Wed 17 Mar 2010
DAVID DOWNING – Zoo Station. Soho Press, hardcover, May 2007; trade paperback, May 2008.
This is yet another novel set in Nazi Germany in 1939, as the war clouds thicken, with a protagonist (Anglo-American journalist John Russell), who has lived and worked in Germany for a number of years.
He also has a son from a failed marriage to a German national, and he’s involved in a long-standing relationship with a German actress, which make him unwilling to leave the country and of increasing interest to foreign governments (Russian, British, and American), who want to exploit his privileged situation to their own political ends.
In spite of his reservations, he is unable to resist their demands, with the result that he finds himself operating as a document courier serving more than one foreign government.
I’m not a particular fan of conventional spy fiction, but Downing’s portrayal of life in Germany in the late thirties overrode all my objections. Russell is a complex fictional creation, and his increasingly tense situation is depicted with great skill.
Downing has written at least two sequels, one of which I have on my shelf. I don’t as yet find myself as impressed by his achievement as I was by Philip Kerr’s Bernie Gunther series, but I’m interested enough to be looking forward to see how the series develops in the first sequel.
The John Russell Series —
1. Zoo Station (2007)
2. Silesian Station (2008)

3. Stettin Station (2009)
4. Potsdam Station (2010)
March 17th, 2010 at 3:49 pm
The sources I usually rely on to I keep track of new books coming out have let me down. This is a new author and a new series character to me, one I hadn’t known about before. I’ve just ordered ZOO STATION from Amazon.

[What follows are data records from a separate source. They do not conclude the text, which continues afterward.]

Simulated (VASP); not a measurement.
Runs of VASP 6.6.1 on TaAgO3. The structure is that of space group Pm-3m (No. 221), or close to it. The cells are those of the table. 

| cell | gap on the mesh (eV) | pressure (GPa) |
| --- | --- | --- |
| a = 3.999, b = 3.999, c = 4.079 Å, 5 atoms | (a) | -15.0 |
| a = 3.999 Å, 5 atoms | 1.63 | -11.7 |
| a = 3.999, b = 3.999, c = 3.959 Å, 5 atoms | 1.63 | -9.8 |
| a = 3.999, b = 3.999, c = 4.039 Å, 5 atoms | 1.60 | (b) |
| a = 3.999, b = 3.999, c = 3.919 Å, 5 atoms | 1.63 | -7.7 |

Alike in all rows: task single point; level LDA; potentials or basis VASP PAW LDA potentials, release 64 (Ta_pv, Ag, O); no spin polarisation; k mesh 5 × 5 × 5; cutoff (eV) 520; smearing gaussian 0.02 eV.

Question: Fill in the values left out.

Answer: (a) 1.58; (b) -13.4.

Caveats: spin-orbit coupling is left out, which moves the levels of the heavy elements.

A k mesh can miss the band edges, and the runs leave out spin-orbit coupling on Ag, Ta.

The fact is, though, I’m way behind in terms of reading much if any recent spy fiction, and that includes Philip Kerr as well as Alan Furst and the rest of the current big names.
(I did read Furst’s first novel, YOUR DAY IN THE BARREL, back in 1976, but that was a long time ago and nothing like what he writes now. Even he does not like to talk about it.)
— Steve
March 17th, 2010 at 7:34 pm
This does sound like a good series.
Steve
Do catch up with Alan Furst. He’s writing quite the best spy novels currently being produced, with notable highlights KINGDOM OF SHADOWS, THE FOREIGN CORRESPONDENT, and THE SPIES OF WARSAW. His best work has the feel of classic Eric Ambler crossed with CASABLANCA, and while they are technically historical novels in that they all take place around the era of WW II, there is no one in his class currently — including LeCarre.
While he has no series heroes, as in the early Ambler’s certain characters re-occur from book to book.